While the regional Tasmanian market tries to shake off the industrial downturn, some positive signs are emerging for the island state. 

Hobart recorded steady growth in the 12 months to November, with values rising 4.4 per cent, according to CoreLogic RP Data. Hobart scored higher value growth than Perth, Adelaide and Canberra.

However, Hobart’s three-year house value growth is still behind the capital city average of 10.8 per cent, the figures show.

According to SQM Research, in the 12 months to November, the asking price for units grew by 2.1 per cent. Over a three-year period, asking price growth in the city grew by a healthy 6.3 per cent.

SQM also reports positive asking price growth for houses in the city. Asking prices for houses grew by 2.6 per cent in the 12 months leading to November and 1.2 per cent over the past three years.

While Hobart continues to record modest growth, Herron Todd White says that Tasmania’s regional market has been negatively affected by the manufacturing and mining downturns.

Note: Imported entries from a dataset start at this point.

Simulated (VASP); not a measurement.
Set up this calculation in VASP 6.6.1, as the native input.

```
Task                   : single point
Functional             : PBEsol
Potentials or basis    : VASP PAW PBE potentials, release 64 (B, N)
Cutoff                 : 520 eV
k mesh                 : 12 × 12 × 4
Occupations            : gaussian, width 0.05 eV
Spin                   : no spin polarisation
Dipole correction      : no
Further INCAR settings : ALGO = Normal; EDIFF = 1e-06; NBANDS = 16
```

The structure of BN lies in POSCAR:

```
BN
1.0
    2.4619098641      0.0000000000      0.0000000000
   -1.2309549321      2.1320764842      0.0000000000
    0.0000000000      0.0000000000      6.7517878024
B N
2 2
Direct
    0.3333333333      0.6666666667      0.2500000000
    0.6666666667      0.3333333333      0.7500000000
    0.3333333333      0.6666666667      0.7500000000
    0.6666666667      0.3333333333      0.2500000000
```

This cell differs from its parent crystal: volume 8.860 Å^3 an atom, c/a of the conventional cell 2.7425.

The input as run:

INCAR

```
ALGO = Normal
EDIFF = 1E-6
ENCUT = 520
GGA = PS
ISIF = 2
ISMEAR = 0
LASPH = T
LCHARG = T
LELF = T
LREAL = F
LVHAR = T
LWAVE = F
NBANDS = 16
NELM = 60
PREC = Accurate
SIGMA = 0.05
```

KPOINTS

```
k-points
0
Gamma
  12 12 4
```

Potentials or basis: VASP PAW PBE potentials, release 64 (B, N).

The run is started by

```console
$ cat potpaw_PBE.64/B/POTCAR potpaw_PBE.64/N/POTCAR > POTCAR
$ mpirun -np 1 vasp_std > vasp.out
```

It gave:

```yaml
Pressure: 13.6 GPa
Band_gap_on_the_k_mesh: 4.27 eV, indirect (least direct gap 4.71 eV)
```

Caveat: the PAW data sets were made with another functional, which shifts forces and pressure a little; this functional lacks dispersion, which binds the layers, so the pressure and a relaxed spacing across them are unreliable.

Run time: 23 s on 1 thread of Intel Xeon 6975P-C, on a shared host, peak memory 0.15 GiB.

The property group reports that the closures of such economic hubs have caused “resultant ripples in their corresponding local markets”.

“Closures or contraction of manufacturing near George Town, forestry in the Scottsdale region, Triabunna’s wood chip mill and mining in Queenstown have seen higher stock levels of residential properties listed for sale and declines in capital values within these sub-markets,” Herron Todd White’s November property report reveals.

While regional Tasmania has experienced employment issues of late, proposed new irrigation schemes may revitalise certain areas. The five schemes have been championed as essential to the country’s agricultural productivity by major media outlets like the ABC, and are currently under consideration for federal funding, the report says.

Locations that should see the benefits of the scheme include Scottsdale, Swan Valley, North Esk, Circular Head and the Southern Highlands.

These schemes should create jobs and increase productivity within the agricultural sector, with flow-on benefits to the housing market.

In focus: Prospect Vale

Prospect Vale is a suburb of Launceston, with tree-lined streets and a lovely, relaxed country feel. Yet the suburb is only a five minute drive to the Launceston CBD. People in Prospect Vale tend to earn 12 per cent higher wages than the median for Tasmania and work largely in the education and wholesale industries.

The area offers mostly three- and four-bedroom houses. There are a number of older three-bedroom homes for sale in the suburb with an asking price of $215,000 to $230,000. These are located within metres of the newer estates where three-bedroom homes are advertised for $400,000 to $450,000.
In the past 12 months, 57 houses have sold at a median price of $335,000, with an average of 114 days on the market. By comparison, 31 units have sold at a median price of $235,000.

Rental yields for units have jumped dramatically in the past quarter. The asking rents are up around $260 week – on a $200,000 unit, that’s a six per cent yield. Vacancy rates are also low, around the two per cent mark.

The stats, particularly for units, indicate this area is favourable for investors – it offers low purchase prices, high yields and low vacancy rates. If you are looking for good yield in a lovely suburb where people obviously want to live, this may be the ticket.

However, if you are looking for growth as part of your strategy, this area may not be the fastest moving. A few weeks ago, Tim Lawless from RP Data mentioned to me that Tasmania, and Hobart in particular, was set for around five per cent growth overall in the next 12 to 18 months.

By contrast, some areas in Brisbane might achieve growth as high as 17 per cent. As a result, if you are looking for growth, my pick may be elsewhere.
Lots of new residential houses are being built at the moment in Prospect Vale. However I believe this may be mostly due to the government’s First Home Buyers Grant of $30,000 for new builds. This grant is due to finish at the end of this year.

Growth in the area may be a little inflated due to the extra building that has been occurring as a result of the grant. Often, you will often see a slight fall in prices after a grant like this expires. However, such a downturn will generally only be temporary. Prospect Vale is worth a second look if you are in it for the long haul and want good yields.